Version your infrastructure

Infrastructure is code, and like any code, you need to version it. Notice how that works: If it’s infrastructure, then it’s a fundamental part of the system; nothing’s going to work without it, which makes it valuable. So valuable that in full-stack deployments, it is part of the application. And if it’s code, then it should be under version control.

But infrastructure as code does not mean some batch file that you casually throw together to take care of a one-time task. The days when the develop-and-release cycle was littered with that kind of provisioning are long gone. In DevOps, orchestration scripts are complex, and you need to take the maintenance seriously.

Versioning? Who Needs Versioning?

First, let’s take a look at un-versioned DevOps:

Ad-hoc testing environments. An intern installs the latest binaries (with a few manual configuration adjustments) on a snowflake test machine, then tests for fixes the last reported set of bugs. The config adjustments may or may not be saved in a temp file somewhere. Maybe your testing is no longer that primitive, but if there is no system for controlling the configuration of your test environment, and no way to keep strict track of the test results for each build, or even of the master test case documents, then your testing is still ad-hoc.

If you maintain strict manual control over test environment configuration and store master test cases and test results in a standard network location, you’re doing better. But unless the test environment and the test case for a given build can be reproduced exactly at some point in the future, your testing isn’t fully versioned.

Versioned application code only. Makefiles, compiler instructions, and batch files are wherever individual developers store them, and they’re organized, named, backed up, causally overwritten, or deleted based on whatever each developer thinks is important at the moment. You can recompile the source code for an earlier build, but the chances are that you can’t actually duplicate the build decrease drastically with time.

With full version control, all of the files necessary to exactly duplicate the build would be stored together. For libraries and open-source resources, the versions used in the build would be recorded.

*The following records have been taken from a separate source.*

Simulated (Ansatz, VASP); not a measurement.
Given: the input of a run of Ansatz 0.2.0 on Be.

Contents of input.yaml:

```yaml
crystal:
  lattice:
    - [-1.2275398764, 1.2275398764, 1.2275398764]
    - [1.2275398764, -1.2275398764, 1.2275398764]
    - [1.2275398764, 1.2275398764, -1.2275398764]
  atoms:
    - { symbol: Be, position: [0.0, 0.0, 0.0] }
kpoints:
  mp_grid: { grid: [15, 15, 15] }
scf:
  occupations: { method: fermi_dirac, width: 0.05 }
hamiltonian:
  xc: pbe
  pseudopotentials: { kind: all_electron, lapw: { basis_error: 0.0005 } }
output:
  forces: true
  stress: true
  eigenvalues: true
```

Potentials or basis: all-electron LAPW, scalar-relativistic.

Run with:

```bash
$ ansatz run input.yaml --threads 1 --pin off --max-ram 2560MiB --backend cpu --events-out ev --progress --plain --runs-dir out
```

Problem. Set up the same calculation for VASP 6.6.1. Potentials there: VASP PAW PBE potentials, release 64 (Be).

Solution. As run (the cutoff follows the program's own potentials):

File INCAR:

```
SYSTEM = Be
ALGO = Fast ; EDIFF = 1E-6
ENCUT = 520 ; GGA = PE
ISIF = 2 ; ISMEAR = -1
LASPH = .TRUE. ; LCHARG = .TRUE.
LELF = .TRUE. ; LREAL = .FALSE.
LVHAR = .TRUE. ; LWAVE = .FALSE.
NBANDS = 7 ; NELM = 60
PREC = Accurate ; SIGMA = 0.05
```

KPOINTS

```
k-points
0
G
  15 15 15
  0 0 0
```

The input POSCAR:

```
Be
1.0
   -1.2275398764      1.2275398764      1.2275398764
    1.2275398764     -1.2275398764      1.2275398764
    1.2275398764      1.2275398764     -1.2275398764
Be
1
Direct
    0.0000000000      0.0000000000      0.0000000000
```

Seat-of-the-pants deployment. In un-versioned DevOps, you have scripts to cover part of your deployment, but you’re often unacknowledged, artifacts are still manual files that have to be moved around. If you do update your scripts, you don’t keep strict track of the updates, so you wind up grabbing what you hope is the latest version of your main deployment script, run it, and then try to figure out what manual adjustments you still need to make. And many key steps aren’t scripted; they’re manual, and not at all obvious. They may be documented in some text file, or they may exist only as arcane lore known to a select group of initiates, and prone to human error.

Under full versioning, every step of the deployment process is scripted, and the scripts are under formal version control. If something in a script needs to be changed, it’s saved as a new version. Data and artifacts that are likely to change frequently or with each build (program version numbers, dates, updated file names, etc.) should be pulled from the appropriate location (source code, manifests, XML datasheets, etc.) rather than being hard-coded into the scripts. The means that script version changes are likely to represent substantial changes, rather than changes in transient data.

Fully-Versioned DevOps

So, pulling all of this together, what should you expect from a fully-versioned DevOps infrastructure?

First, everything is scripted. And “everything” means “everything from compiling application source code to deployment and day-to-day operation.” All of it is controlled by scripts, and all of the scripts are available in text format (not binary-only). Many of the key DevOps tools make heavy use of scripts, of course, so to the degree that you are employing these tools, most of your main processes should be scripted. That can leave a variety of intermediate steps and support processes unscripted. There are script based tools to cover all of these tasks as well, and if you are serious about versioning infrastructure, you will need to place such operations under script control.

Why would you do this if a task consists of no more than a few simple manual steps that everybody knows? Even if everybody on your team knows these steps now, there’s no guarantee that someone who needs to recreate your build-and-release process later will know about them. In fact, anyone who has spent much time working in development, QA, or operations can tell a few stories about those crucial “everybody knows” steps that were missing from a set of instructions.

So you script everything, including the simple, obvious steps. You’ll know that you’ve scripted everything when you can precisely and reliably recreate the build, the deployment, and the state of the infrastructure immediately after deployment strictly by running scripts (or better yet, one master script).

Once everything is scripted, you need to store the scripts in a standard version-control repository. The repository that you use is up to you (or your organization), but it should all of the features needed for full version control, because you are going to treat every script, no matter how seemingly trivial its function, as if it were an important piece of source code. The goal is to be able to pull all of the infrastructure code in the same way that you would pull the application source code.

At some point in the not-at-all-distant future, questions like “Should I version my infrastructure?” will no longer even make sense, because versioning will be built into the tools that you use to manage infrastructure, and it will be hard to imagine how anyone ever got along without infrastructure version control. Until then, however, we will all need to take those few extra steps required to place DevOps infrastructure under version control.